An Introduction to Raytracing

Meta- Stuff

This page is based off of a LiveJournal post that I made back in 2011. The post lacked a lot of things since it was a brain-dump of some math that I had formulated. I had written a raytracer before with some "fish-eye"-looking graphics. This post had the math that fixed the "fish-eye" distortion, but didn't adequately explain anything else. I'm rather proud of the HTML markup on this page, also. It turned out very presentable. Part of the idea of algorithms and math is that they should be beautiful and easy to understand. So, without further ado...

What is Raytracing?

In our physical world, light travels from the sun or some artificial light source, bounces off all the objects around us, and hits us in the face. More importantly, it enters our eyes and we see the effects of light and its interactions with the geometry surrounding us. Since we can mathematically represent this geometry and simulate rays of light on a computer, it stands to reason that we can generate some pretty realistic graphics by simulating the real-world interactions of light and shape.

Since only an astoundingly small percentage of the light reaches your eyes, when we build our simulation, it will trace light in the opposite direction. We trace the path of a photon from the viewer to a viewed object and then to the area's light source. The entire simulation requires only basic algebra and a minimal amount of trigonometry.

The Process Explained

Viewer → Object → Light... can't be that hard, right? Right! There's one last element we need, though, and that's a viewing surface. Without this, our graphics would be very distorted and many calculations would be harder than if a viewing surface did exist. Our viewing surface in the real world is bundled conveniently inside our eye in the form of a retina. In our simulated world, I imagine that you are carrying around a big window in front of your face, or, more accurately, a wire window screen.

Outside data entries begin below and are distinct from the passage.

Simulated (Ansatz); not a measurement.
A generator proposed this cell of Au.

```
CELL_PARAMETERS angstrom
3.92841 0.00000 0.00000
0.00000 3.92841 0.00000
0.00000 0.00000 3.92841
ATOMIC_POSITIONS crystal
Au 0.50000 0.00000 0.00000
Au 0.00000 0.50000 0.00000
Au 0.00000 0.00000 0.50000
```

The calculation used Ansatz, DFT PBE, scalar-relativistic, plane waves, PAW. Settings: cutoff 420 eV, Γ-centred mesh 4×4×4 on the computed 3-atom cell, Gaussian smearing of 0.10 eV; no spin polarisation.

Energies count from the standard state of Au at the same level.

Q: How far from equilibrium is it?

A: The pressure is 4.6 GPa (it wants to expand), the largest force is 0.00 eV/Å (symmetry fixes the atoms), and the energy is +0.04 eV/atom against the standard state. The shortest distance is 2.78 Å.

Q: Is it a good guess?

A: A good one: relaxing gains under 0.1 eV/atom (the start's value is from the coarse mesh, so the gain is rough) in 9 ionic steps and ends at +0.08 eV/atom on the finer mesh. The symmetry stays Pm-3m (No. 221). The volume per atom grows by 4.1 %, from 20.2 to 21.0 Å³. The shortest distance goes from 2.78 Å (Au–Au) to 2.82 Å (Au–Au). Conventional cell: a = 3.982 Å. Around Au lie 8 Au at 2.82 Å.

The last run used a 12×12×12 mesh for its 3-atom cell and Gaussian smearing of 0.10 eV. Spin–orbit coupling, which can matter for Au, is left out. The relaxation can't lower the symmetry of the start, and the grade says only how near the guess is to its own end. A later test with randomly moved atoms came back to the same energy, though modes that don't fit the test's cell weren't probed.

Imagine holding this wire window screen a few feet from your face. Imagine each cell of the screen can only use one color. Light will pass from your eyes through the hole of the window screen to some object in the distance, and the array of colors defined by the screen creates an image. Say, for instance, you put a dab of paint in each cell of the wire screen that was the color of the area behind that cell. This would be hell to do in real life since moving around to paint the screen would make it difficult to find what's directly behind it and return to your precise previous viewing position... but this is just a thought experiment. Your paint-dabs would paint a picture of the scene behind the screen that you could carry away and, presumably, hang on your wall by your dinner table.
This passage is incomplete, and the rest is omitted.